The women were recreating 14 pieces from Hajjaj’s “Graffix from the Souk” collection using a traditional cross-stitch technique called tatreez. The collection, spearheaded by 81 Designs and the mother-and-daughter team behind it — Nesrine El-Tibi Maalouf and Nadine Maalouf — was shown for the first time at Art Dubai in March.

Now 81 Designs has collaborated with the Beirut-based surface fabrication studio Bokja as part of Abu Dhabi Art, with five female totems created for an installation called “Standing Tall.” Each totem, which can be dismantled into six-to-eight poufs, is being sold for $8,000. A further 100 fragments that can be worn as scarfs are being sold for $500 apiece. The money will go towards paying and empowering as many skilled female artisan refugees as possible.

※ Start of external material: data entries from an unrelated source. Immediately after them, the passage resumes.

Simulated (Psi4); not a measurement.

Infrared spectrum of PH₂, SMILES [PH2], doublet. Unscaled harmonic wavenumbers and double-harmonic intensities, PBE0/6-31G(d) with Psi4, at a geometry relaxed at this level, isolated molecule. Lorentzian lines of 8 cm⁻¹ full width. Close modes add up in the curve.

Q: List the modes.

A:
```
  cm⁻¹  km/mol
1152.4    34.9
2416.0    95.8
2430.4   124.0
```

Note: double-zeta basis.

“It’s been so insane in the run-up to this week, but it’s been such a great ride,” says Nadine, the co-founder of 81 Designs, which was created to preserve the art of tatreez and “to bring art and humanity together.”

“Tatreez is a folk art that’s been around for centuries, but the way it’s always been captured has been quite commercial, in the sense that it’s always been traditional garments, pillowcases or small objects. It hasn’t been given a wider platform.

“So (we thought) why not give it that platform and be able to modernize it? Let these ladies showcase their creativity. To be able to modernize it through design is something that I’m passionate about.”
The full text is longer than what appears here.